I used the list to create 4 datasets. Now I want to list all potential ID variables in each dataset. My criteria are: 1)if this variable has over 80% unique observations; 2) If this variable does not have missing value over 30%.
To get those statistic variables, I first use skimr function in R to get a tibble containing all information, then I used filter to sift out the variables I am looking for based on the two criteria aforementioned. Here is my code:
dfa<- dflist[[1]]%>%
mutate_if(is.numeric,as.character)%>%
skim()%>%
as_tibble()%>%
filter(character.n_unique >=nrow(dflist[[1]])*0.01)%>%
filter(n_missing<=nrow(dflist[[1]])*0.30)

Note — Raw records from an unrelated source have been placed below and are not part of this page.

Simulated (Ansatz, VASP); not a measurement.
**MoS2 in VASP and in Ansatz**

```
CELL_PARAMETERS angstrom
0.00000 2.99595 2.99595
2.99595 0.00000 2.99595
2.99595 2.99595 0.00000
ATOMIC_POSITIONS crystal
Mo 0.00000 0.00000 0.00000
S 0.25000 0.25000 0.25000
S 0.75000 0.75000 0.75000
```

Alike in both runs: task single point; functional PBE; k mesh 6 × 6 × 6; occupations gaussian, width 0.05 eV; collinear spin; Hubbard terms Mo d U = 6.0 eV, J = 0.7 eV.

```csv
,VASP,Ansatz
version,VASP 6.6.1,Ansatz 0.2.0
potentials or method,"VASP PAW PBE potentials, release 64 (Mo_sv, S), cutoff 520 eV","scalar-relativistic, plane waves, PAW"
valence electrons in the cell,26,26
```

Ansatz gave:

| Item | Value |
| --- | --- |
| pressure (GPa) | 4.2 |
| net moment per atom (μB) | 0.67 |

This code works fine and returns the expected variables for dataset 1. However, I have 4 different size datasets, so I am considering to integrate it into a loop code. Here is my try:
First, I create a dfid list to contain the new results since I do not want the dflist is modified. Then I changed 1 in previous code in dflist[[1]] to "i". But this code does not work, the R warns that "Error in filter(., dflist[[i]][, character.n_unique] >= nrow(dflist[[1]]) * :
Caused by error in [.data.frame
:
! undefined columns selected".
Here is my code:
dfid<-list()
for (i in 1:4){
dfid[[i]]<-dflist[[i]]%>%
mutate_if(is.numeric,as.character)%>%
skim()%>%
as_tibble()%>%
filter(dflist[[i]][,character.n_unique] >=nrow(dflist[[i]])*0.01)%>%
filter(dflist[[i]][,n_missing]<=nrow(dflist[[i]])*0.30)
}
So my questions are:
- How to fix this error to make the goal possible?
- Once the dfid[[i]] has desired variables from 4 different datasets, what code I should add in to loop to combine them (4 lists) together and distinct the variable name, finally get the vector of variable names from this combined list or dataset?
Thanks a lot for your help in advance~~!
CodePudding user response:
The columns should be quoted if we are using [
unless it is an object. It may be easier to loop with map/lapply
library(purrr)
library(dplyr)
dfid <- map(dflist, ~ .x %>%
mutate(across(where(is.numeric), as.character))%>%
skim()%>%
as_tibble()%>%
filter(character.n_unique >= n()*0.01)%>%
filter(n_missing <= n()*0.30))
We don't need the [
when we use the chain
dfid <- vector('list', length(dflist))
for (i in seq_along(dflist)){
tmp <- dflist[[i]]
dfid[[i]] <- tmp %>%
mutate_if(is.numeric,as.character)%>%
skim()%>%
as_tibble()%>%
filter(character.n_unique >=n()*0.01)%>%
filter(n_missing <=n()*0.30)
}